I have an existing project, deployed to heroku and under git control. I've been regularly adding and committing code.
I recently rebuilt the computer I'm working on (OSX, 10.6) and now when I invoke
git status
I see my changes, but when I try to add the changed files for committing, I get
Dans-iMac-335:[app-name-obscured] apple$ git add public/javascripts/*
fatal: Unable to write new index file
I've cloned the project from the heroku git repository, and I can add there. The ownership of the files in the two projects is the same. What could be causing this? My option is to add each of the changed files to the newly cloned version and reconstruct it that way, but there are a lot of changes, and it seems likely there's a fix here.
Anyone experienced this, and any ideas where to start?
Chris : thanks for the exhaustive reply.
I can run git using sudo. It seems in that sense to be a permissions issue, although the directory is 755, and owned by me, and the enclosed files 644, again owned by me (same user as owns the project files). There's lots of disk space, and the suggestion that directory is writable is a good one, but I was running git from inside the directory that contains the project – would it still need to create the path then?
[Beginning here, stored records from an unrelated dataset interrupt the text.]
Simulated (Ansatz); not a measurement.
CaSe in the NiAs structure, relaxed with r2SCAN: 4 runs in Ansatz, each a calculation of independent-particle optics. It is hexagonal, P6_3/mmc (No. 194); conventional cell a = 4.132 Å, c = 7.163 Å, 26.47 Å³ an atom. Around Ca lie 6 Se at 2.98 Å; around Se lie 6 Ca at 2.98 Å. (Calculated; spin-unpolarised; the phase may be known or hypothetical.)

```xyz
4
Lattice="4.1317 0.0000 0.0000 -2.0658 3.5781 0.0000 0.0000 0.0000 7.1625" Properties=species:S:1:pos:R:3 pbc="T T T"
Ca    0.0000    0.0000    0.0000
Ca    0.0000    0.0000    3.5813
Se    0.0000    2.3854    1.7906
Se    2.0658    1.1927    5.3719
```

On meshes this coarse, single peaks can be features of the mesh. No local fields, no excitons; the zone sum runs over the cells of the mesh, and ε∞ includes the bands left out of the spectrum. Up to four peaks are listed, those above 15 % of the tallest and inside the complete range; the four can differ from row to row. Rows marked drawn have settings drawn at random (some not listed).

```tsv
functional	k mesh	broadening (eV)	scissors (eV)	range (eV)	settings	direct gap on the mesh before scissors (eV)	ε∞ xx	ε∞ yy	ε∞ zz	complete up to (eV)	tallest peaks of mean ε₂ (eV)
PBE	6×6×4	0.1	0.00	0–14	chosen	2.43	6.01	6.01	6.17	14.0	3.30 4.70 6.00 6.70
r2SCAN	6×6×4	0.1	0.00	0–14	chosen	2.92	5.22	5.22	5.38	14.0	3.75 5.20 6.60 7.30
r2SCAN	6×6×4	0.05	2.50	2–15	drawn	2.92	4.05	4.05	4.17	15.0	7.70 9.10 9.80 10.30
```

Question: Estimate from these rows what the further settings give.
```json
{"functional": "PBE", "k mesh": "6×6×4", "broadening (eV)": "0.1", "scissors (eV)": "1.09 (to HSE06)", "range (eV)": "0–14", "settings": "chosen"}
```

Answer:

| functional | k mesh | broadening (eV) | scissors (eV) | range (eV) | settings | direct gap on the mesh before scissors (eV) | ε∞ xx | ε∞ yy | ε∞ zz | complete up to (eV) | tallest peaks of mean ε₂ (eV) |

I don't find ktrace on my system, and I'm not a real expert on terminal manipulations, but I tried running dtruss. That showed no problems, but it occurred to me that because I had to use sudo to run dtruss, it meant that the process dtruss was monitoring was also running as superuser. In any case, at that point it was able to add the items to git, and also using sudo I was able to commit them just now. The problem is when adding a new item, as opposed to a modified one. If I had done something like
sudo dtruss su <my_username> git add some/file/name/*
would I have been able to run git as my regular name? I thought of this after I hacked my way to getting the desired result.
I can live with using sudo for operations where items are added and committed for now. What I want to do is get my heroku repo inline with the current work: then I figure I can clone that, and see if the problem goes away. Otherwise, I'll be back…
Best Answer
The index is usually stored at the top level of the
.git
directory of the repository. Its location can be overridden by using the GIT_INDEX_FILE environment variable (it might be worth checking that:printf '%s\n' "$GIT_INDEX_FILE"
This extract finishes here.